Sensitive data detection API - AWS Glue

Sensitive data detection API

The Sensitive data detection API describes the APIs used to detect sensitive data across the columns and rows of your structured data.

Data types

CustomEntityType structure

An object representing a custom pattern for detecting sensitive data across the columns and rows of your structured data.

Fields
  • NameRequired: UTF-8 string, not less than 1 or more than 255 bytes long, matching the Single-line string pattern.

    A name for the custom pattern that allows it to be retrieved or deleted later. This name must be unique per AWS account.

  • RegexStringRequired: UTF-8 string, not less than 1 or more than 255 bytes long, matching the Single-line string pattern.

    A regular expression string that is used for detecting sensitive data in a custom pattern.

  • ContextWords – An array of UTF-8 strings, not less than 1 or more than 20 strings.

    A list of context words. If none of these context words are found within the vicinity of the regular expression the data will not be detected as sensitive data.

    If no context words are passed only a regular expression is checked.

Operations

CreateCustomEntityType action (Python: create_custom_entity_type)

Creates a custom pattern that is used to detect sensitive data across the columns and rows of your structured data.

Each custom pattern you create specifies a regular expression and an optional list of context words. If no context words are passed only a regular expression is checked.

Request
  • NameRequired: UTF-8 string, not less than 1 or more than 255 bytes long, matching the Single-line string pattern.

    A name for the custom pattern that allows it to be retrieved or deleted later. This name must be unique per AWS account.

  • RegexStringRequired: UTF-8 string, not less than 1 or more than 255 bytes long, matching the Single-line string pattern.

    A regular expression string that is used for detecting sensitive data in a custom pattern.

  • ContextWords – An array of UTF-8 strings, not less than 1 or more than 20 strings.

    A list of context words. If none of these context words are found within the vicinity of the regular expression the data will not be detected as sensitive data.

    If no context words are passed only a regular expression is checked.

  • Tags – A map array of key-value pairs, not more than 50 pairs.

    Each key is a UTF-8 string, not less than 1 or more than 128 bytes long.

    Each value is a UTF-8 string, not more than 256 bytes long.

    A list of tags applied to the custom entity type.

Response
  • Name – UTF-8 string, not less than 1 or more than 255 bytes long, matching the Single-line string pattern.

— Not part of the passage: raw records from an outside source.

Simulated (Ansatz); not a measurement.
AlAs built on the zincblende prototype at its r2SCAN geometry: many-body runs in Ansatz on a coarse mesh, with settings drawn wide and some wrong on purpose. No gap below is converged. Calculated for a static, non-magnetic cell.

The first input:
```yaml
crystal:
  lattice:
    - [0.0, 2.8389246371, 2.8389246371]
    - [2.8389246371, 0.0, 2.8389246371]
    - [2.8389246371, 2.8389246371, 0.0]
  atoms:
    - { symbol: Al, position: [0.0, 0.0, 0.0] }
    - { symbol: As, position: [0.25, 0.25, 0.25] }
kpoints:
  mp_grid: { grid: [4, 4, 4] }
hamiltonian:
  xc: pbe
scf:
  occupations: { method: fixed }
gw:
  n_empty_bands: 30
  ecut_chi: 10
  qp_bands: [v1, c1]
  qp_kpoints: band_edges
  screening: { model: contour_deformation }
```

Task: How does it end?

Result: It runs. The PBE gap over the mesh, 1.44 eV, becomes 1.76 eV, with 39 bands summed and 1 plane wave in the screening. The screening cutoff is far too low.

    The name of the custom pattern you created.

Errors
  • AccessDeniedException

  • AlreadyExistsException

  • IdempotentParameterMismatchException

  • InternalServiceException

  • InvalidInputException

  • OperationTimeoutException

  • ResourceNumberLimitExceededException

DeleteCustomEntityType action (Python: delete_custom_entity_type)

Deletes a custom pattern by specifying its name.

Request
  • NameRequired: UTF-8 string, not less than 1 or more than 255 bytes long, matching the Single-line string pattern.

    The name of the custom pattern that you want to delete.

Response
  • Name – UTF-8 string, not less than 1 or more than 255 bytes long, matching the Single-line string pattern.

    The name of the custom pattern you deleted.

Errors
  • EntityNotFoundException

  • AccessDeniedException

  • InternalServiceException

  • InvalidInputException

  • OperationTimeoutException

GetCustomEntityType action (Python: get_custom_entity_type)

Retrieves the details of a custom pattern by specifying its name.

Request
  • NameRequired: UTF-8 string, not less than 1 or more than 255 bytes long, matching the Single-line string pattern.

    The name of the custom pattern that you want to retrieve.

Response
  • Name – UTF-8 string, not less than 1 or more than 255 bytes long, matching the Single-line string pattern.

    The name of the custom pattern that you retrieved.

  • RegexString – UTF-8 string, not less than 1 or more than 255 bytes long, matching the Single-line string pattern.

    A regular expression string that is used for detecting sensitive data in a custom pattern.

  • ContextWords – An array of UTF-8 strings, not less than 1 or more than 20 strings.

    A list of context words if specified when you created the custom pattern. If none of these context words are found within the vicinity of the regular expression the data will not be detected as sensitive data.

Errors
  • EntityNotFoundException

  • AccessDeniedException

  • InternalServiceException

  • InvalidInputException

  • OperationTimeoutException

BatchGetCustomEntityTypes action (Python: batch_get_custom_entity_types)

Retrieves the details for the custom patterns specified by a list of names.

Request
  • NamesRequired: An array of UTF-8 strings, not less than 1 or more than 50 strings.

    A list of names of the custom patterns that you want to retrieve.

Response
  • CustomEntityTypes – An array of CustomEntityType objects.

    A list of CustomEntityType objects representing the custom patterns that have been created.

  • CustomEntityTypesNotFound – An array of UTF-8 strings, not less than 1 or more than 50 strings.

    A list of the names of custom patterns that were not found.

Errors
  • InvalidInputException

  • InternalServiceException

  • OperationTimeoutException

ListCustomEntityTypes action (Python: list_custom_entity_types)

Lists all the custom patterns that have been created.

Request
  • NextToken – UTF-8 string.

    A paginated token to offset the results.

  • MaxResults – Number (integer), not less than 1 or more than 1000.

    The maximum number of results to return.

  • Tags – A map array of key-value pairs, not more than 50 pairs.

    Each key is a UTF-8 string, not less than 1 or more than 128 bytes long.

    Each value is a UTF-8 string, not more than 256 bytes long.

    A list of key-value pair tags.

Response
  • CustomEntityTypes – An array of CustomEntityType objects.

    A list of CustomEntityType objects representing custom patterns.

  • NextToken – UTF-8 string.

    A pagination token, if more results are available.

Errors
  • InvalidInputException

  • OperationTimeoutException

  • InternalServiceException